Kate Brooks began working as a photographer in Russia at the age of 20 by documenting daily life in the years just after the collapse of the Soviet Union. Her most notable work from that period was the haunting images exposing cruelty and neglect in state orphanages that were published worldwide and used by Human Rights Watch to campaign for orphans’ rights.
Following September 11th, Brooks moved to Pakistan to photograph the impact of foreign policy in the region and daily life in Afghanistan. In 2003, she covered the American invasion of Iraq and the beginning of the insurgency for TIME. For more than a decade she proceeded to work across the greater Middle East, photographing the unfolding of history, the impact of conflict on civilian populations, alongside everyday moments in the lives of ordinary people.
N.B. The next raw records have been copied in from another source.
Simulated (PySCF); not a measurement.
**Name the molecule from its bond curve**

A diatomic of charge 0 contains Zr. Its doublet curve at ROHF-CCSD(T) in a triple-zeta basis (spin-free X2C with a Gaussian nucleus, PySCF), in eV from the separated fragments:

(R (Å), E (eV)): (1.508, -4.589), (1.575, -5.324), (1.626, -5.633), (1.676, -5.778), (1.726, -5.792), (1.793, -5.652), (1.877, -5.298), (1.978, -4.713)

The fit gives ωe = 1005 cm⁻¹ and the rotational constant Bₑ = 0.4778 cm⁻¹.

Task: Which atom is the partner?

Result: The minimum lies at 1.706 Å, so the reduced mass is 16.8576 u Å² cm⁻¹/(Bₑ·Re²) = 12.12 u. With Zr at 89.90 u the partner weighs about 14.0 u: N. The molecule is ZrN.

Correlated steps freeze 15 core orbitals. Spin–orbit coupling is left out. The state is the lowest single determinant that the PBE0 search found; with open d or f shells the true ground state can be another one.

Brooks has been the recipient of numerous international awards, and her work is regularly published in American and European magazines. Her photographs have been also been exhibited in galleries and museums in Europe,the Middle East and U.S. including AIPAD, Paris Photo, The Southeast Museum of Photography, The Museum of Fine Arts Houston, Annenberg Space for Photography, Tethys Gallery in Florence, the Jam Jar in Dubai, Russell Senate Office Building on Capital Hill.
Her first book, “In the Light of Darkness: A Photographer’s Journey After 9/11”, was also released in 2011 and selected by PDN as one of the best photography books of the year. The book interweaves a selection of Brooks’ iconic images, from the beginning of the war in Afghanistan to the beginning of the Arab Spring, along with a series of personal essays chronicling her own journey as a young woman from 9-11 to 2011. Her images capture the harsh beauty and poignant pain of a region mired in conflict while her words trace a personal narrative of loss–of friends, of colleagues and of innocence.
In 2012-13 Kate was a Knight Wallace Fellow at the University of Michigan. Her study proposal asked the question “Can there be ecological preservation in an overpopulated world with diminishing resources?” There she researched the global wildlife trafficking crisis.